Only those in the thick of moving week here in Madison understand the horror. Yes, you might have an unofficial countdown to when the upstairs neighbor who blasts Creed at 3 a.m. hits the road for good. Or you might be looking out at the curb, salivating for whatever coveted refuse might grace those green pastures. But unless you've helped a guy twice your size make three trips in a roomy Honda hatchback just to move his "outfits," you really need to shut your pie hole.
People talk about Moving Day like it's the Rapture...
"Where am I going to park my car!?"
"Say toodleloo to peace and quiet -- next week is going to suck."
"I can't wait until the city looks like it has vomited particleboard coffee tables."
"If there is an emergency on the isthmus next week, and we have to leave, we are never going to get out -- we are all going to die!"
These sentiments ride the air like wind through the trees, whispering "Moving Day is hell" like a State Street preacher spewing prophecies.

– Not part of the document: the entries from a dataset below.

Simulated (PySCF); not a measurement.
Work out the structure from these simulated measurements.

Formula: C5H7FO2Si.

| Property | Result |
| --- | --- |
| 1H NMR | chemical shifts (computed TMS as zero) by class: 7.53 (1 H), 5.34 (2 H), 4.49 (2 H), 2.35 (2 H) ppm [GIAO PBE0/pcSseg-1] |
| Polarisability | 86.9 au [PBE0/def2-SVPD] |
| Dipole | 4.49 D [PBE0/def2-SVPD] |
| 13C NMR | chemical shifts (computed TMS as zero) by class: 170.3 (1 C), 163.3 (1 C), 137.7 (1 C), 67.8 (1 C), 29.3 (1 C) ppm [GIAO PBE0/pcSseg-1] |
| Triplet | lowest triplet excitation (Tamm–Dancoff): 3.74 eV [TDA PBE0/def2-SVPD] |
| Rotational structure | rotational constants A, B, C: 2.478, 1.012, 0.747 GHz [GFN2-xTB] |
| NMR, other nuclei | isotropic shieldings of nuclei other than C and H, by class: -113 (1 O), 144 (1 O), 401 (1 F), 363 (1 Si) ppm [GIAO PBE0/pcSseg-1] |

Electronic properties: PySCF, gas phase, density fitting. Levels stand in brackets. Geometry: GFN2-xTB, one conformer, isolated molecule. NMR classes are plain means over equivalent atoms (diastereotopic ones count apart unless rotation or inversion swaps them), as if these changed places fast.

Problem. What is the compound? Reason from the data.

Yes, the roads are going to fill with oversized vehicles driven by out-of-towners and paranoid parental units. College kids will take to the sidewalks like locusts, carrying boxes of books that hide scandalous outfits and bottles of JD. You might see a massive invasion of that rare highway animal, the Penske trucks, all parked awkwardly on front yards. There are going to be couches -- couches! -- on the sidewalk blocking pedestrians. People might actually break bones lifting heavy object up cumbersome stairways. The stores will sell out of Scrubbing Bubbles and 409. The days leading up to moving day might even turn average Joes and Janes into freegans!
To think, all the crap left on the street that is in decent condition might actually find a home with folks who don't want to give money to the "man." Car doors will get dinged. Obscenities will be shouted. Toes will be stubbed. People will cry.
And I can't wait to sit on my porch with a 40 oz. in hand and watch it all unfold...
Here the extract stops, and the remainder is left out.